If information should have been disclosed at the time of the request but later events mean that disclosure would now be undesirable, the Commissioner has the discretion to find a breach of s1(1)(b) or reg 5(1) but to indicate in the Decision Notice that no steps are required.


Further Information

LTT92 confirms that consideration of the exemptions and public interest test should be based on the circumstances as they existed at the time of the request, or at least the time for compliance with sections 10 and 17.

However, if circumstances have since changed to the extent that disclosure would now be undesirable at the time the Commissioner makes his decision, he will recognise this by indicating that no steps are required in order for the public authority to comply with the Act or Regulations.

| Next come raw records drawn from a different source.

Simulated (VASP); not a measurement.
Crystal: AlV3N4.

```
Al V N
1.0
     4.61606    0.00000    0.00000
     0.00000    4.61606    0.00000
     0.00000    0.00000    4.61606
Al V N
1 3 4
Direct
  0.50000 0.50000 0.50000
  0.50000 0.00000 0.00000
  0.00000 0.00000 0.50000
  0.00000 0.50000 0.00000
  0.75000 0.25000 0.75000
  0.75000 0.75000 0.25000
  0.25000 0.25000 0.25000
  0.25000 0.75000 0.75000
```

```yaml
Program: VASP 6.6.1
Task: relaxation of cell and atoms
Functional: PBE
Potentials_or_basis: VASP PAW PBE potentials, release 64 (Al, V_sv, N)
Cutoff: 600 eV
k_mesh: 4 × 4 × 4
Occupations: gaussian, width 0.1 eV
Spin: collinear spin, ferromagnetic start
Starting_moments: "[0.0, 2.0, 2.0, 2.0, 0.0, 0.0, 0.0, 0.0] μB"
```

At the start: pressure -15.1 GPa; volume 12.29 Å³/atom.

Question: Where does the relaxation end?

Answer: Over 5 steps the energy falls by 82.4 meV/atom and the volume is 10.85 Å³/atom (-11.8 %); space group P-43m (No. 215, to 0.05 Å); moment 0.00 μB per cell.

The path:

This does not mean that caseworkers need to investigate whether there has been any relevant change of circumstances in every case. Only in limited circumstances is it likely to be necessary to use the discretion not to order disclosure, where the change in circumstances is explicitly raised by the public authority or is otherwise obvious from the context of the case. Cases where the Commissioner chooses to exercise his discretion may for example include:

  • where responsibilities have transferred from one public authority to another, so that a statutory bar would now apply to the disclosure
  • a change in circumstances after the request which means it would now be unfair to reveal personal data.
  • other evidence of an impact on the rights of individuals — eg due to a change in circumstances disclosure would now compromise an individual’s health or safety
  • court proceedings have been commenced since the date of the request and disclosure would prejudice the fairness of the trial

This is not intended to be an exhaustive list and there may be other situations where we would exercise this discretion Caseworkers are advised to obtain a steer from their Group Manager or another signatory if they consider ordering disclosure would now be inappropriate.

The High Court in the case of OGC v ICO and HM Attorney General [2008] EWHC 737 (Admin) considered this issue. The High Court gave the example of a request which is relevant to criminal proceedings that were commenced after the date of the request and where disclosure would prejudice the fairness of the trial. Although the Court did not give a definitive ruling, it said that it would be "undesirable" for the Commissioner to order disclosure where the information was not exempt at the time of the request but became so thereafter.

The High Court went onto say at paragraph 98:

"...it seems to me to be arguable that the Commissioner's decision whether a public authority complied with Part I of the Act may have to be based on circumstances at the time of the request for disclosure of information, but that his decision as to the steps required by the authority may take account of the subsequent changes of circumstances..."

The Commissioner is aware of the different view taken in Gaskell v ICO and HMRC (EA/2010/0090, 11 October 2010), where the Tribunal found that the Commissioner did not have any such discretion and was obliged to order disclosure irrespective of any change in circumstances. However, the Commissioner will maintain the line set out above and is applying for permission to appeal this decision. Pending the outcome of any appeal, the Gaskell decision is flagged red and should not be followed. Caseworkers should continue to follow this line.